That doesn't make sense to me.  Element-aligned Neon load/stores are always
valid.  The AllowsUnalignedMem setting is supposed to model the SCTLR.A setting,
which also applies to Neon load/stores with less-than-element alignment.  Why
would we need a new field?
> 
> The -arm-strict-align would set both of the fields to false. This would
> retain the behavior that seems to be desired from the
> test/CodeGen/ARM/unaligned_load_store.ll test case.
> 
> A bit of a grey area is if we have an unaligned f64 store and
> AllowsElementAlignedNEON is true. We can actually generate a vstr1.8 to
> support this store directly instead of using the target-independent method
> and I think it would be good to do so.
Don't we already do this as of svn r161962?
> 
> I have some code to do this that I will likely be able to upstream.
> 
> -Dave
> 
> -- Qualcomm Innovation Center, Inc. is a member of Code Aurora Forum,
hosted
> by The Linux Foundation
> 
> 
> -----Original Message-----
> From: llvmdev-bounces at cs.uiuc.edu [mailto:llvmdev-bounces at
cs.uiuc.edu] On
> Behalf Of Peter Couperus
> Sent: Thursday, September 06, 2012 8:14 AM
> To: Jim Grosbach
> Cc: Jakob Olesen; llvmdev at cs.uiuc.edu (LLVMdev at cs.uiuc.edu)
> Subject: Re: [LLVMdev] Unaligned vector memory access for ARM/NEON.
> 
> Hello,
> 
> Thanks again.  We did try overestimating the alignment, and saw the vldr
you
> reference here.
> It looks like a recent change (r161962?) did enable vld1 generation for
this
> case (great!) on darwin, but not linux.

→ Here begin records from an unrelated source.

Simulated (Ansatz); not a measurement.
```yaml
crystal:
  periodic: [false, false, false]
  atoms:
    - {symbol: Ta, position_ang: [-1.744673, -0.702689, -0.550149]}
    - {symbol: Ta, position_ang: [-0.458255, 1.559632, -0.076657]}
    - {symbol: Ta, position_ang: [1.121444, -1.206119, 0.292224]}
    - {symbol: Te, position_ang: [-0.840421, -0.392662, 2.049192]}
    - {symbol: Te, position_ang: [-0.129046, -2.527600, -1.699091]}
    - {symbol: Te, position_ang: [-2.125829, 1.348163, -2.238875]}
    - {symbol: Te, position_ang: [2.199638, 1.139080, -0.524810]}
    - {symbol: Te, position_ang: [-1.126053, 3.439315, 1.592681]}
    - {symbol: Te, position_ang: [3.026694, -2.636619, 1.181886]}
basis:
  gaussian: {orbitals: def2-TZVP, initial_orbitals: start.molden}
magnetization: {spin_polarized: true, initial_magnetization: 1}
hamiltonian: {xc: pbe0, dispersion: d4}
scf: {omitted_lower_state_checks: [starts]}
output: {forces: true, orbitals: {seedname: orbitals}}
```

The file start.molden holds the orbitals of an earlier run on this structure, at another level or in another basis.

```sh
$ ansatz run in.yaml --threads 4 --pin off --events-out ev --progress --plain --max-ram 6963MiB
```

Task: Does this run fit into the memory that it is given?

> I'm not sure if the effect of lowering load <4 x i16>* align 2 to
> vld1.16 this was intentional in this change or not.
> If so, my question is what is the preferable way to inform the Subtarget
> that it is allowed to use unaligned vector loads/stores when NEON is
> available, but can't use unaligned accesses generally speaking?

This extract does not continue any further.